Linux allows to allocate a processor-core to a running process (ie, having a pid) using this command:

taskset -pc core pid

This assumes that the process is already running, and its pid is available, and we change the core that is assigned to it. So, the core will be switched the next time the process goes out of CPU during context switching or time sharing.

But is it possible to assign the core upfront, right when the process is being run? As far as I know, the answer is negative, but just wanted to confirm with the experts, just in case if I am missing something.

(I had asked this question on stackoverflow/69250190, but I was advised to post the question here.)


To assign the core when the process is being run, the process must be launched using the taskset command:

taskset [options] core-mask command [argument...]

The CPU affinity is represented as a bitmask, with the lowest order bit corresponding to the first logical CPU and the highest order bit corresponding to the last logical CPU.
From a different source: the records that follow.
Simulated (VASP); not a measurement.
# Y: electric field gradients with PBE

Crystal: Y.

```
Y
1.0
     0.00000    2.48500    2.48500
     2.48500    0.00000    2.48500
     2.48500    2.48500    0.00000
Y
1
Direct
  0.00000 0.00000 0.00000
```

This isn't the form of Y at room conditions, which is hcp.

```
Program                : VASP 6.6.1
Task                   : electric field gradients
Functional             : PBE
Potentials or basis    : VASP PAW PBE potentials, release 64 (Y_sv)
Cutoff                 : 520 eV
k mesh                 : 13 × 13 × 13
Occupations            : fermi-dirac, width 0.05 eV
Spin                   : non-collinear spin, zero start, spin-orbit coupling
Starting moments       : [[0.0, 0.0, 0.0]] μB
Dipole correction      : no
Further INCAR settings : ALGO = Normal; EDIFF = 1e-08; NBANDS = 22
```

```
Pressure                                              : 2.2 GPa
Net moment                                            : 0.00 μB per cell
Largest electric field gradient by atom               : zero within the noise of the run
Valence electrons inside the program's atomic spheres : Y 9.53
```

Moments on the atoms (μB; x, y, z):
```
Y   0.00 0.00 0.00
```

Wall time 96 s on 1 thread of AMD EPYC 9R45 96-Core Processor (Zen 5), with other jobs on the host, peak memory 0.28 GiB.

For example, the following launches the command to run on the first two cores:

taskset 03 sshd -b 1024

It's also possible to specify the cores as a list using the -c parameter:

-c, --cpu-list
    Interpret mask as numerical list of processors instead of a
    bitmask. Numbers are separated by commas and may include
    ranges. For example: 0,5,8-11.
  • I have accepted your answer. However, this seems to work only when done from command line. If I do this using exec, it does not work. I have posted a new question for that - please see stackoverflow/69255696
    – R71
    Sep 20 at 14:08
  • More convenient link to @R71's new question: stackoverflow.com/questions/69255696
    – trlkly
    Sep 21 at 8:42
       taskset [options] mask command [argument...]

       taskset [options] -p [mask] pid

The default mode (without the -p option) already is to accept the CPU mask and a command name. So you should be able to use, for example, taskset core /bin/whatever.